Snow White is an old German tale recorded by the Grimm Brothers in 1812. If they were alive today, would Disney Studios sue them for publishing the fairytale that Walt borrowed? And would these two members of the Gottingen Seven take it lying down?

8.4.11

The Kingdom Queen Victoria Lost Due to a Minor Technicality

Friday, 14 April 1865
Gottingen, Kingdom of Hanover


Gottingen in the Kingdom of Hanover
Since pre-historic times, those in power sought alliances with others in power through marriage. Kings used daughters and younger sons as bargaining chips to seal deals with foreign kings. The children were told they had to marry royalty from their own class, but politics was the real motive.

This seemed like a good idea, except soon any peasant could brag they were more English or French or whatever than the ruling king. A bigger problem was what happens when the nearest relative to the passing monarch is from another country altogether?

That is what happened in 1714 when Queen Anne died without a child or siblings. Her nearest relative was her second cousin, George, the Duke of Brunswick-Luneburg and Electorate of Hanover. Seven years earlier, British and Scottish parliaments had passed the Act of Union stating that they would share the same monarch, but keep separate parliaments. This allowed the same situation with Hanover. George now had the choice of staying in Hanover or moving to the much larger and more powerful United Kingdom. I need not tell you which one he chose.

Hanover at the time was a part of the Holy Roman Empire that dates back to 962. By 1714, the empire had dissolved into a collection of Duchies and Principalities that just pretended to be part of an empire. It all came to an official end in 1806 after Napoleon conquered these states one by one.

Central Europe between 1814 and 1866
Hanover is in pink near the top
(click to enlarge)
  Napoleon finally bit off more than he could chew with the English, and lost his empire. All the principalities now became independent kingdoms in 1814. However, Hanover is a kingdom with a absentee king. The Hanover kings almost never visited Hanover, preferring London.

Perhaps to make it up, George the II founded the University of Gottingen in 1734. That is how one of Germany’s greatest university was started by an English king.

Ernest Augustus I
Kingdom of Hanover's
first stay at home king
Now Hanover has it’s very own king it doesn’t have to share with anyone. When Queen Victoria came to power in Britain in 1837, she lost power in Hanover where law said no woman could rule. So her uncle, Ernest Augustus became King of Hanover.

George V
current king of Hanover
Currently Germany only exists as an idea. Right now it is a collection of little kingdoms--well, a lot of little ones and two big ones. Austria and Prussia are vying for mastery of the remnants of the Holy Roman Empire and that will come to a head next year. The War of 1866 (or the Seven Week War) will decide Prussia gets Germany and Austria can have eastern Europe. Soon Hanover will find itself part of the German Empire.

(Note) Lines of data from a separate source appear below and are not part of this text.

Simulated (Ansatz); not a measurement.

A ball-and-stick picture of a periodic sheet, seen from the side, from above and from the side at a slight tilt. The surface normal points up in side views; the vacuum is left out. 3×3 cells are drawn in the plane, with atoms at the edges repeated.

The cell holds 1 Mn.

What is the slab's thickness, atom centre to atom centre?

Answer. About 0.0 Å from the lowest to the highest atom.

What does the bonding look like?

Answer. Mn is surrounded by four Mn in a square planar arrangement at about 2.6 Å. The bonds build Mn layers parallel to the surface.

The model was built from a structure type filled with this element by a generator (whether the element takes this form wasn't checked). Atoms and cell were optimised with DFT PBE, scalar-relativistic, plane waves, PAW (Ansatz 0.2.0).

So I am here to record the Kingdom of Hanover, while there still is one, and to record the University of Gottingen.

1.4.11

Temporal Anthropologist Ball


The first of April was the birthday of Dr. Serendipity Brown, the woman who invented time travel back in the 24th century and thus made temporal anthropology possible. So in her honor, every 1st of April, we hold the Annual Association of Temporal Anthropologists Meeting and Ball. Actually we will have the meeting this weekend, but this evening will be the ball. This year it will be held at the Empress Hotel in Victoria in the Crystal Ballroom.


I've never been able to visit the Empress while in the field, because it wasn't built until 1908. I understand they almost tore it down in 1965, but the entire city protested and she was restored and has been carefully preserved all these centuries.

Dr. Chester Black Buffalo
in his formal ball attire
The annual meeting is the one time when all the Temporal Anthropologists try to make it home so we can all gather together. I imagine it must look like a giant masquerade party since we are all in our period clothes. Next to an Egyptian or Viking, suddenly a Victorian doesn't look all that exotic anymore. It is quite a spectacle because everyone wears their best attire for the ball.

I'll be wearing a Victorian tuxedo. Maybe it's just my tailcoat, but all the ladies want to dance with me when they play a waltz. I'll be sure to save a dance for Dr. Warwick. Been too long since I've seen Matilda. She is quite a sight in her medieval gown.

Today I'm meandering about the Empress, chatting with my colleagues. Later, I'll see if I can pull Matilda away for tea. The Empress is famous for its afternoon teas. Definitely do not wish to miss that.